Critics of an athletics major would be quick to point out how few of our college athletes go on to professional careers. But Pargman compares his hypothetical athletics major to concentrations in theater, music, and art. Few of our theater majors end up on Broadway, few of our art majors have paintings in the Met, and hardly any music majors end up in the Boston Pops. But they still take courses specific to their craft, and proponents of such programs (myself included) are quick to defend their social and academic value. Given that sports and physical education have social and academic value as well, why should they be treated as less worthy of academic study than theater, art, and music — or religion, philosophy, anthropology, or any other social science majors that often have little practicality for a student’s long-term career prospects?

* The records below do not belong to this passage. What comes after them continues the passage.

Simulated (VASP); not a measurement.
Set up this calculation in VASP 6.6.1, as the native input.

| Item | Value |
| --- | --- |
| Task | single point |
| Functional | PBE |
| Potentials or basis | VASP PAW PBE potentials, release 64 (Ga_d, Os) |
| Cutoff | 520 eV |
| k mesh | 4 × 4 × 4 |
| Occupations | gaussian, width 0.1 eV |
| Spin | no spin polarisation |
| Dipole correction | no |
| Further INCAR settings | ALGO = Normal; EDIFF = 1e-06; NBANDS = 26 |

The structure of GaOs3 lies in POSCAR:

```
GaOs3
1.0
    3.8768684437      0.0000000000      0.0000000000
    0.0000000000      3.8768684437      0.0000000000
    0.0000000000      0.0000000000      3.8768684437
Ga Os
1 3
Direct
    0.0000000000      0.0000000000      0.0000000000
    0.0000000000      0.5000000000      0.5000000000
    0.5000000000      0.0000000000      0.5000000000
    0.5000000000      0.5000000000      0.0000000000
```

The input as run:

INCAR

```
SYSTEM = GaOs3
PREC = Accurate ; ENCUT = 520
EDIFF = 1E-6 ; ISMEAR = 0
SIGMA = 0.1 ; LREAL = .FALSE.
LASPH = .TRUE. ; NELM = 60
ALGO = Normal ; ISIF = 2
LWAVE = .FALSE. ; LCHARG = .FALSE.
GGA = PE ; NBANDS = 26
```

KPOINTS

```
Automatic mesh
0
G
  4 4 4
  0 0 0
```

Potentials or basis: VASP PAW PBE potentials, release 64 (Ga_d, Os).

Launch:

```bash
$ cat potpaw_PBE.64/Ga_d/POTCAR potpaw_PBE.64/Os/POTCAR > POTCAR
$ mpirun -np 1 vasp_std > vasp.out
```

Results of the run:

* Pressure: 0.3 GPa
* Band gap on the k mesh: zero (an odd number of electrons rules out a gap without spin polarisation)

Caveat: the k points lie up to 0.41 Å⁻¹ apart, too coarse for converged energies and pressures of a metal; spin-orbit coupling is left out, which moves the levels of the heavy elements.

As for the athletes who “go pro in something other than sports,” the athletics major doesn’t have to be a waste. As Pargman argues, students who fall short of professional athletics will simply deal with their college choice the same way other students who chose specific majors do: by applying the skills they have learned in another career path of their choosing. For those who don’t make it, many of the course Pargman proposed would have practical application in fields like education, behavioral sciences, or communications. Such majors could even have further concentrations (like many broad arts and sciences majors do) to push athletes closer to their interests, making it easy for an athletics major to transition his or her skills to physical education, coaching, contractual law, or business and marketing should they not fulfill their goal of becoming a professional athlete.

College education, in the end, is an experiment for all students, and degree programs aren’t necessarily job training programs. The NCAA has focused its academic reforms on increasing standards for incoming athletes and increasing oversight on athletes once they get on campus, but none of that addresses the purpose or function of academics in big-time college sports, or how to make the academic side work in tandem with the athletic side. Letting athletes pursue their interests the way we let other incoming students (particularly those focused on a craft) pursue theirs could address the tension that currently exists between the student and the athlete. Pargman’s proposal may not be perfect, but given the obvious failures of the NCAA’s recent attempts to make academics a serious part of the college athletic experience, it is at least worth considering.